Disputes regarding failures to disclose material facts are common in residential real estate transactions. A number of courts have considered the issue of whether a seller is obligated to disclose the existence of paranormal or violent occurrences on the property. Perhaps the best-known of these cases is the 1991 New York decision in Stambovsky v. Ackley. 169 A.D. 2d 254 (N.Y. App. Div. 1991). Some of the notoriety of this case is due to the court’s colorful opinion, with references to the movie Ghostbusters and its determination that home was haunted “as a matter of law.”
For years prior to the sale of the home in Stambovsky, the sellers had reported the existence of numerous paranormal occurrences in the house. The hauntings ranged from unexplained sounds to full body apparitions. During the time they owned the home, the sellers had disclosed these paranormal activities not only to a local newspaper, but the activities had also been the subject of a Reader’s Digest article. Whether the sellers disclosed the hauntings to the buyers, however, was hotly contested. The buyers claimed they learned of the activity only after they had signed the purchase agreement, and then refused to close as a result. The buyers filed an action requesting recission of the agreement and damages for fraudulent misrepresentation. The trial court dismissed the action finding that the doctrine of caveat emptor (buyer beware) barred the buyers’ claims.
The appellate court reversed the trial court and reinstated the buyers’ claims. The Stambovsky decision is most famous for its finding that “. . . as a matter of law, the house is haunted.” To the disappointment of ghost hunters, however, the court never determined whether the house was truly haunted. Rather, its finding that the house was haunted “as a matter of law” merely conveyed its determination that the sellers were prevented from denying that the house was haunted as a result of their previous claims of hauntings made to the local paper and Reader’s Digest.

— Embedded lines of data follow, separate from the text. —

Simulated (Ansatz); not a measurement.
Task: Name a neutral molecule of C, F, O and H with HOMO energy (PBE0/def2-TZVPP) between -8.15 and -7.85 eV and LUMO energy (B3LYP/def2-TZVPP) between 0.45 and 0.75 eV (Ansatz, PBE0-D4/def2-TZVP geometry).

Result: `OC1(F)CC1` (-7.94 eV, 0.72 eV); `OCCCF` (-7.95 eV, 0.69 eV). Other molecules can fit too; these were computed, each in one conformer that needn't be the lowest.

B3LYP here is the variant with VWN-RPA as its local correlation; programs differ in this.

Other cases have dealt with homes that were the scenes of violence or otherwise associated with death. In Reed v. King, a California appellate court reversed a lower court’s dismissal of a claim by a homebuyer that his seller should have disclosed that the home was the site of multiple murders. 145 Cal. App. 3d 261, 193 Cal. Rptr, 130 (1983). The Reed court emphasized that the “murder of innocents is highly unusual in its potential for so disturbing buyers they may be unable to reside in the home where it has occurred.” The Reed court also gave weight to its view that “reputation and history can have a significant effect on the value of reality.”
In 2008, a Maryland appellate court took a similar view and reversed a lower court’s dismissal of a homebuyer’s claim that his seller fraudulently concealed that his yard was the site of a desecrated and abandoned cemetery. Rhee v. Highland Development Corp., 958 A.2d 385 (Md. Ct. Spec. App. 2008). The Rhee court rejected the seller’s argument that the existence of “some human remains” would not influence a reasonable person’s decision to purchase. The court also found unpersuasive the argument that because the remains were not in the footprint of the home, their non-disclosure was immaterial. With a possible nod to the 1982 movie Poltergeist, the court noted that the use of the land for a swimming pool could be affected by existence of the former cemetery, and could therefore impact the property’s value.
The courts in all of the cases cited above commented about the impact of the non-disclosed information, whether by reputation or limitations on physical use, on the value of the property and its re-sale potential.” For instance, the Stambovsky court stated its belief that the reputation of the house as being haunted would “greatly impair the value of the property and its potential for resale.” Interestingly, however, the court missed the mark on this point. After the parties in Stambovksy settled their claims, the house was sold to a third party at a $600,000 premium! This is just one example of the potential increase in value of a property that may be suitable as a “dark tourism” site.
“Dark tourism,” including allegedly haunted attractions, have become increasingly popular. Haunted attractions alone generate approximately $300 million in annual revenue in the Unites States alone. A good example of the economic potential of spooky old buildings is the Ohio State Reformatory in Mansfield, Ohio. In order to save this 1896 structure from the wrecking ball, a local preservation society purchased the former reformatory for $1. Despite the building’s beautiful Romanesque architecture, its new owners quickly discovered that ghost tours were the most lucrative use for their new purchase. The reformatory currently attracts about 120,000 visitors annually.
Some states have attempted to provide clarity in the area of disclosure of the paranormal or criminal acts by statutory enactment. For example, Minnesota Statute § 513.56, Subd. 1, makes clear that Minnesota’s general duty of disclosure does not create a duty to disclose that the home was the “site of a suicide, accidental death, natural death or perceived paranormal activity.” Interestingly, Minnesota’s statute leaves open the question of whether a death by homicide must be disclosed. Other states have taken different approaches. California sellers must disclose deaths in the home in the last three years, but only have to disclose paranormal activity if the buyer inquires about it. See Cal. Civ. Code § 1710.2. In South Dakota, a seller must disclose homicides or suicides on the property during the time it has been owned by the seller. S.D. Codified Laws § 43-4-44.